A special dance is planned in the evening, and the people of Llareggub excitedly prepare for it. Mrs. Ogmore-Pritchard reflects on her grief, calling out to her dead husbands. Their ghosts “ooze and grumble” (56), then come to her, and she settles into her routine of nagging them and ordering them around. Black Jack heads to Milk Wood, hoping to break up the trysts. He believes that the lovers are sinners. Reverend Jenkins recites his “sunset poem” for the town. He believes in the local people, saying that they are all complex souls. None are truly evil, while none are completely good. He hopes that God will judge them carefully.

In the Sailors Arms, the men drinking insist that dancing is a sin and not “natural.” They become increasingly intoxicated, and Mr. Waldo sings a mournful tune. Still dreaming, Captain Cat sees his dead friends again. Rosie tells him that she has now “forgotten dying.” Each night, Organ Morgan plays the church organ for anyone who will listen. In the churchyard, he mistakes a drunken Cherry Owen for the composer Johann Sebastian Bach. Myfanwy Price and Mog Edwards write more letters, knowing that they can never meet in person.

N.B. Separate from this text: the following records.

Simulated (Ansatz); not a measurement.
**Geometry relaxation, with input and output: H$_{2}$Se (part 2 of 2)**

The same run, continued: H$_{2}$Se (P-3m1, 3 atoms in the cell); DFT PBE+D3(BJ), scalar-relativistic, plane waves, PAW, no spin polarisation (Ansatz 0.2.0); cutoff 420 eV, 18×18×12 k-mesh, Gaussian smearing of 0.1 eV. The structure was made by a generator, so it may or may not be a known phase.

Mr. Waldo has arranged to meet Polly Garter in Milk Wood. As they meet, however, she is still thinking of the “dead, dead, dead” Willy Weazel (62). She can never love anyone else like she loved him. First Voice narrates the process by which the townspeople of Llareggub settle back into their nighttime routine. As a gentle breeze blows through the streets and up into Milk Wood, First Voice reflects on the reputation of the town. To some, this small community is close to heaven on Earth. For Reverend Jenkins, the town and Milk Wood represent “the innocence of men” (62).

Part 4 Analysis

Throughout Under Milk Wood, Mog Edwards and Myfanwy Price declare their love for each other in letters, but they never meet in person, so they are never able to physically affirm their love. Their relationship exists only in the abstract, as an idealized affair that they dare not bring into being for fear that it might not measure up to their expectations. The relationship between Mog and Myfanwy functions as an analogy for Dylan Thomas’s relationship with Llareggub and Wales as a whole. The small town portrayed in Under Milk Wood is a fictional, idealized Welsh town that exists only in the play, just as Mog and Myfanwy’s idealized relationship exists only in the letters. By setting the play in Llareggub rather than one of the real Welsh coastal towns in which Thomas lived, he is able to interrogate an idealized past, one colored by nostalgia and grief. Thomas can never go to Llareggub, just as Mog and Myfanwy can never meet, lest the reality fail to live up to the idealized version that exists in their minds.

At the beginning of the play, Waldo insists that people refer to him as “widower Waldo,” constructing his identity around his grief. He struggles to understand himself and his place in the community in any other context than the absence of his wife. Waldo is not alone in his efforts to navigate grief. Polly Garter sings frequently about Willy Weazel, whose death still pains her. She has a reputation in the town as a “promiscuous” woman but, as she explains through song, her relationships are an attempt to fill the void in her life left by the absence of Willy Weazel. At the end of the play, Polly and Waldo meet in Milk Wood. They enter into a sexual relationship, even though they are thinking about other people. The physical act of sex is a way in which they can attempt to navigate their grief, finding sympathy in one another’s arms. That they are still thinking about the dead, however, suggests that even this sympathetic coupling cannot fully heal the pain of loss. Grief can be managed, they discover, but never truly defeated.

As Under Milk Wood comes to an end, so too does the day, and the townspeople continue to follow their routines, obeying The Patterns of Existence that have dictated their lives throughout the play. The implication is that the same patterns will continue the next day. The narrative purposely rejects dramatic progression. There is no real story to move forward, because Llareggub itself exists outside of the boundaries of space and time. As the Voice of a Guide-Book suggested, Llareggub’s charm lies in the way it embodies a nuanced nostalgia, one that is not solely positive but also affected by grief and pain. It will continue to exist in its fictional state as an abstracted ideal against which the present is judged. The lack of narrative progression is the point, as Llareggub can never escape its moment in time and space. It is a town shaped by nostalgia, in the most positive and most negative sense.